Finally, Stan Shipley at Evercore ISI said that today’s improved PMI and consumer sentiment releases “suggest solid employment and consumer spending will pull the manufacturing sector higher rather than the manufacturing sector dragging the overall economy lower.”
Taken together, this is all very constructive not just for manufacturers but also exporters, container shipping companies and cargo airlines, not to mention the energy, materials and financial sectors.
The Boeing Co., for instance, announced a bump in orders for its still-grounded 737 MAX aircraft. Following this year’s Dubai Airshow, the world’s largest aerospace event, Boeing reported that Kazakhstan’s Air Astana had committed itself to as many as 30 MAX jets, while an undisclosed buyer ordered 20. This comes after SunExpress, a Turkish leisure carrier, purchased 10, bringing the total value of MAX sales to $7.5 billion.
Negative headlines may get the clicks, but savvy investors who can look past those headlines and follow the money often get the rewards.

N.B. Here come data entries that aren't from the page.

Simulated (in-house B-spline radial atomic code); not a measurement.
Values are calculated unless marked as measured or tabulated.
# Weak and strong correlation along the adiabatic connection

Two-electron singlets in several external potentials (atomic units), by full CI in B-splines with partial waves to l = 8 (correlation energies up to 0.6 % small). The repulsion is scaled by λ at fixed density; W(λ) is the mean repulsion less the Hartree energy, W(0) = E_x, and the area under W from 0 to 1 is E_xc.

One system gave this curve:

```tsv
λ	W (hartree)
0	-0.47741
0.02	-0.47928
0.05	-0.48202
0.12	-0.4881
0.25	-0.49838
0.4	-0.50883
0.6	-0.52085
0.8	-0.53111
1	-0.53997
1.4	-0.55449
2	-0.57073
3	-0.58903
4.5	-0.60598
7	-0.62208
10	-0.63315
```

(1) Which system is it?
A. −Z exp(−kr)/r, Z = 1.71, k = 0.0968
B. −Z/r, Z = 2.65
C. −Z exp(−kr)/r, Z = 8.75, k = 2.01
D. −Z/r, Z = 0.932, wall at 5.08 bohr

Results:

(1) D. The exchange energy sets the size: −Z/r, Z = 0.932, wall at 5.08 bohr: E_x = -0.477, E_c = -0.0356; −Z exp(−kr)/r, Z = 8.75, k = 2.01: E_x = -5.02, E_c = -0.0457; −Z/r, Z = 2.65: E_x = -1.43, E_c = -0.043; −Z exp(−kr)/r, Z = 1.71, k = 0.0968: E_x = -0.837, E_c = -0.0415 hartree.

Global Debt Expected to Hit a New Record Amount
Although the PMI report is encouraging, there’s still reason to remain somewhat cautious long-term. The latest accounting of global debt levels was just released, and the news might be so bad that it’s good—for gold prices, at least.
After climbing above $250 trillion in the first half of 2019, the amount of debt that’s owed by governments, the financial sector and non-financial sector is now forecast to touch a record $255 trillion by year’s end, according to the Washington, D.C.-based Institute of International Finance (IIF).
Says IIF economists, this mind-boggling sum is the equivalent of 320 percent of total global economic activity—the highest level ever.
To put it another way, for every $1 that’s produced today, an additional $3.20 in debt is created and thrown atop the heap. I shouldn’t need to say it, but I will anyway: This is unsustainable.
As economist Martin Murenbeeld writes in his most recent Gold Monitor newsletter, “rising global debt levels is one of our most important medium/long-term factors in the gold outlook.”
That’s because debt “inhibits growth,” Murenbeeld says, “and high debt levels will, when central banks are committed to targeting maximum employment and stable inflation, limit central banks’ policy options to ‘loose’ or ‘very loose.’”
“All this will be very positive for gold, of course!” he adds.
$7 Trillion in Unfunded U.S. Pension Liabilities
Here in the U.S., national debt hit an unimaginable $23 trillion on October 31—Halloween Day, of all days. That’s roughly 107 percent of U.S. gross domestic product (GDP), or nearly double its share of the economy from 2000.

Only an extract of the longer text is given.